The woman’s simple request caught Shae by surprise. How could prayer even begin to address the immense need and pain surrounding this woman and so many others? Shae had not prayed in four years. With her hands pressed against the metal gate, slowly and hesitantly she began to speak. Shae felt the power of Christ rush through her in a tangible way. “It wasn’t even me talking,” she says. “I was merely the vessel.”

“I wish there were more we could do,” Shae said tearfully. The woman’s face radiated peace and joy. “You are doing the best thing,” she said. “You are representing the presence of the Holy Spirit.” Shae marveled at the woman’s steady joy in the midst of separation from her husband, uncertainty about seeing her sons again, and deplorable living conditions. The woman and her cellmates rotated sleeping in the overcrowded room. Yet she lived in the staunch conviction that God remembered her and was present with her.

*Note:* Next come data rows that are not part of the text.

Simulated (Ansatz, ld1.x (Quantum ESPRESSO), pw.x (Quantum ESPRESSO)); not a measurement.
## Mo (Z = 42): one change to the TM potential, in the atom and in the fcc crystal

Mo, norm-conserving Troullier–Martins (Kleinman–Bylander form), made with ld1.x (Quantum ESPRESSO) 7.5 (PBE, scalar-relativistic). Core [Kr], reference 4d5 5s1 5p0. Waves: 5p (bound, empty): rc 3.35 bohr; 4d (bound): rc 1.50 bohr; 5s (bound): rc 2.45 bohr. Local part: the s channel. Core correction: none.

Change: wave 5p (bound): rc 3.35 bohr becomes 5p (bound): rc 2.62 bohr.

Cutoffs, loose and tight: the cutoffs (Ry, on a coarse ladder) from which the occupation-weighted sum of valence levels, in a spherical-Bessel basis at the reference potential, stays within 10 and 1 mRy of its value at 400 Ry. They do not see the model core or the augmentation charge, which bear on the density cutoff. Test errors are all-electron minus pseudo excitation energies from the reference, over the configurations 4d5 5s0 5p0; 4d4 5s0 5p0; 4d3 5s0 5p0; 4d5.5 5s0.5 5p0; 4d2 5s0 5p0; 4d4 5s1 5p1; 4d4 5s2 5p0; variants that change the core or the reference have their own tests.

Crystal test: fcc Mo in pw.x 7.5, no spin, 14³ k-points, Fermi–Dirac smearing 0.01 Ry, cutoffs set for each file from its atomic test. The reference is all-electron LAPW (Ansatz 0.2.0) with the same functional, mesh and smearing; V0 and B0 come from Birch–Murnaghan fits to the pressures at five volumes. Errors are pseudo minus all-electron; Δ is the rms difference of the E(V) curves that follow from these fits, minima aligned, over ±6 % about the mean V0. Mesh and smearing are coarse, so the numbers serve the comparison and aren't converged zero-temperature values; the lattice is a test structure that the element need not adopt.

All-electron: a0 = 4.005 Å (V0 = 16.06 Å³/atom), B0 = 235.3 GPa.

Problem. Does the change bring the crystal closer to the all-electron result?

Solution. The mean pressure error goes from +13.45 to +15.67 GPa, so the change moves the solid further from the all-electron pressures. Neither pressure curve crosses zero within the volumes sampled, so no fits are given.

If God was working in the center in the midst of such unimaginable pain, he was working everywhere, Shae thought. She couldn’t ignore his presence. In the midst of uncertainty and suffering, this woman exemplified a deep and abiding faith and a commitment to the power of prayer. In this humbling moment, Shae recognized the lack of faith in her own life and confronted her anger and apathy.

Her renewed commitment to faith transformed Shae’s life and time at Westmont. When she returned from the seven-week trip, she joined a local church. She has consistently experienced deep and abiding peace from rooting herself in prayer during times of anger at God, anxiety and mental health issues. Shae graduated in December 2020 with a degree in social science. Moving forward, she seeks to continue bearing witness to people’s stories of brokenness and injustice and the presence of God in the midst of pain. The Lord is here.